Re: [PATCH 2/3] Improve fairness when locking the per-superblock s_anon list

From: Al Viro <viro@ZenIV.linux.org.uk>
To: Linus Torvalds <torvalds@linux-foundation.org>
Cc: NeilBrown <neilb@suse.com>,
	linux-fsdevel <linux-fsdevel@vger.kernel.org>,
	Linux Kernel Mailing List <linux-kernel@vger.kernel.org>
Subject: Re: [PATCH 2/3] Improve fairness when locking the per-superblock s_anon list
Date: Thu, 9 Nov 2017 20:50:29 +0000	[thread overview]
Message-ID: <20171109205029.GD21978@ZenIV.linux.org.uk> (raw)
In-Reply-To: <CA+55aFwxFCi5mDEadCf8xxK-LQ-aXUhd1Ox6m51vsXt3uexFpw@mail.gmail.com>

On Thu, Nov 09, 2017 at 11:52:48AM -0800, Linus Torvalds wrote:
> Honestly, looking at the code, the whole s_anon thing seems entirely
> broken. There doesn't even seem to be much reason for it. In pretty
> much all cases, we could just hash the damn dentry,
> 
> The only reason for actually having s_anon seems to be that we want
> some per-superblock list of these unconnected dentries for
> shrink_dcache_for_umount().
> 
> Everything else would actually be *much* happier with just having the
> dentry on the regular hash table. It would entirely get rid of this
> stupid performance problem, and it would actually simplify all the
> code elsewhere, because it would remove special cases like this
> 
>                 if (unlikely(IS_ROOT(dentry)))
>                         b = &dentry->d_sb->s_anon;
>                 else
>                         b = d_hash(dentry->d_name.hash);
> 
> and just turn them into
> 
>                 b = d_hash(dentry->d_name.hash);
> 
> so I really wonder if we could just get rid of s_anon entirely.
> 
> Yes, getting rid of s_anon might involve crazy things like "let's just
> walk all the dentries at umount time", but honestly, that sounds
> preferable. Especially if we can just then do something like
> 
>  - set a special flag in the superblock if we ever use __d_obtain_alias()

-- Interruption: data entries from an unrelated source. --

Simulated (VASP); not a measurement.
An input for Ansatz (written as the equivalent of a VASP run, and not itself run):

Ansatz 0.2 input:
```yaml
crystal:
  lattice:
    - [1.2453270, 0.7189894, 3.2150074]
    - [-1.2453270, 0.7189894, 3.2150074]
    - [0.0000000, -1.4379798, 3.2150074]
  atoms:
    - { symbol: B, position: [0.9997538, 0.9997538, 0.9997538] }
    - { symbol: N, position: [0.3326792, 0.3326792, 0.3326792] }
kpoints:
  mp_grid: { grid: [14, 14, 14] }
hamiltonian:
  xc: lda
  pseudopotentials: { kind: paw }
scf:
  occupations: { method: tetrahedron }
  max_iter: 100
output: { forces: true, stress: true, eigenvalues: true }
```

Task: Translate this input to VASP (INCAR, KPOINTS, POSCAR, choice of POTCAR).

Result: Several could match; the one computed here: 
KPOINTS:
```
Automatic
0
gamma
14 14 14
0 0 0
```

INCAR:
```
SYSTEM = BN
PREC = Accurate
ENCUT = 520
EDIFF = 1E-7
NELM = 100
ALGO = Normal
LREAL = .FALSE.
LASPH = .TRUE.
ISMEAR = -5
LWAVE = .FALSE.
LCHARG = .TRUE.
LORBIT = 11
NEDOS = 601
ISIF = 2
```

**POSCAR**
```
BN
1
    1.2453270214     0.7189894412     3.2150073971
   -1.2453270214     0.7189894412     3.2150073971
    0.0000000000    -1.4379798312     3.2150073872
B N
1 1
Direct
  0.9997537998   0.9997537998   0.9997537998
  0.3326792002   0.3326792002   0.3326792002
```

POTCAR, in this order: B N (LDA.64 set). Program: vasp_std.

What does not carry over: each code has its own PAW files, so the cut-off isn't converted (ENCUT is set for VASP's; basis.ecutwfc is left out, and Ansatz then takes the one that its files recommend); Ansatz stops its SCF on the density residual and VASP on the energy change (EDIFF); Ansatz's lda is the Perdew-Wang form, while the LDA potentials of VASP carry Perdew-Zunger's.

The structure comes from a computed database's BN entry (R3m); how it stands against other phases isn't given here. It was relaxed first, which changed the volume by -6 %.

Automatically set for a lot of NFS mounts (whenever you mount more than one
tree from the same server, IIRC)...

>  - only scan all the dentries on umount if that flag is set.
> 
> Hmm?

That looks like a bloody painful approach, IMO.  I'm not saying I like
Neil's patch, but I doubt that "let's just walk the entire dcache on
umount" is a good idea.

I wonder if separating the d_obtain_alias() and d_obtain_root() would be
a good idea; the former outnumber the latter by many orders of magnitude.
The tricky part is that we could have a disconnected directory from
d_obtain_alias() with children already connected to it (and thus normally
hashed by d_splice_alias()) and fail to connect the whole thing to parent.

That leaves us with an orphaned tree that might stick around past the
time when we drop all references to dentries in it.  And we want to
get those hunted down and shot on umount.  Could we
	* make s_anon hold d_obtain_root ones + orphans from such
failed reconnects
	* make final dput() treat hashed IS_ROOT as "don't retain it"
	* have d_obtain_alias() put into normal hash, leaving the
"move to s_anon" part to reconnect failures.
	* keep umount side of things unchanged.

I agree that temporary insertions into ->s_anon are bogus; hell, I'm not
even sure we want to put it on _any_ list initially - we want it to look
like it's hashed, so we could set ->next to NULL and have ->pprev point
to itself.  Then normal case for d_obtain_alias() would not bother
the hash chains at all at allocation time, then have it put into the
right hash chain on reconnect.  And on reconnect failure the caller
would've moved it to orphan list (i.e. ->s_anon).